The railroad in question started out as the old Queen Anne's Railroad, Love Point-Queenstown-Queen Anne-Denton-Greenwood-Ellendale-Milton-Lewes, branch Queenstown-Centreville. It was linked by ferry service at both ends to Baltimore and Cape May, and was apparently supposed to form some sort of rail-water route from Baltimore to the Delaware and Jersey shores. Finished in 1902, it looks like it fell into PRR hands via foreclosure in 1905 as the Maryland, Delaware & Virginia RR. The PRR snapped up all the rail on the Delmarva below the C&D Canal, including some other more or less east-west lines; my understanding is that, financially, they were all dogs, more or less.

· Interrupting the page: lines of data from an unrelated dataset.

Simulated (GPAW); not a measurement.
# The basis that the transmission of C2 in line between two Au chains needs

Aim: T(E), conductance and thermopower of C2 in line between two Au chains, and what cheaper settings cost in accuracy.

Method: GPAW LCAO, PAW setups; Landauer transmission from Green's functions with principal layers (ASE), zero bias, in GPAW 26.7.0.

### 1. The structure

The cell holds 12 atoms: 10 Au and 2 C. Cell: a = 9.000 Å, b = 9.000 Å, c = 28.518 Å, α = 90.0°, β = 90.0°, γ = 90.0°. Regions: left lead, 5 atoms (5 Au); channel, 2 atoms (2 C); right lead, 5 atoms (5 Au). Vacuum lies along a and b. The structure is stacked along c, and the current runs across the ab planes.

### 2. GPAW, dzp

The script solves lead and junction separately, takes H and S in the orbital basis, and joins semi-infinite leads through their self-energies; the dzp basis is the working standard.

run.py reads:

PRR decided to cut its losses and get rid of the line, or at least part of it, in the early 1920s. The Maryland, Delaware & Virginia was foreclosed on in 1923. The portion from Love Point to West Denton was reorganized as the Baltimore & Eastern Railroad, still under PRR control. The line east of West Denton was unloaded onto the Maryland & Delaware Coast Railway, which I believe was locally organized and independent of the PRR, probably to preserve passenger service along the eastern part of the line. That ended in 1931, when their "gasoline car" (doodlebug?) was "destroyed"; freight service continued, but they went belly-up and were foreclosed on (notice a pattern?) in 1932. In the meantime, the PRR had saddled the Baltimore & Eastern with the former Baltimore, Chesapeake and Atlantic, another line of doubtful utility running from St. Michaels through Easton to Ocean City, and burdened with lengthy trestles at the crossing of the Choptank, the Nanticoke, and Sinepuxent Bay. (It didn't connect directly to the original part of the B&E.)
The West Denton-Lewes line was reorganized, yet again, and this was how the Maryland & Delaware Seacoast Railway came into being. As it was now the middle of the Great Depression, business wasn't any better than before, and the M&DC filed for abandonment in 1934. That triggered another storm of local protests; ultimately, the PRR stepped back in. The line from West Denton across the river to Denton went to the Baltimore & Eastern (but Denton had to be served via Greenwood for a little while until the Choptank River bridge could be fixed up), and the line from Ellendale to Milton went to the Delaware, Maryland & Virginia RR, a PRR subsidiary that owned the lines from Harrington-Ellendale-Georgetown-Lewes-Rehoboth and Georgetown-Franklin City, VA. (You just confused that with the Maryland, Delaware and Virginia, didn't you? Ha.) Everything else (Denton-Greenwood-Ellendale and Milton-Lewes) was abandoned. The ex-BC&A route across the Peninsula to the southward got chopped up about the same time to save on the expense of those trestles. (Sinepuxent Bay went out in a storm in 1933; the Nanticoke trestle at Vienna was given up in 1932; I don't know about the Choptank bridge between Easton and Preston.)
Denton surely had a railroad station; if you want to find where it was, fast, I suggest trying to get your hands on Sanborn fire insurance maps. A good library may have a digital subscription.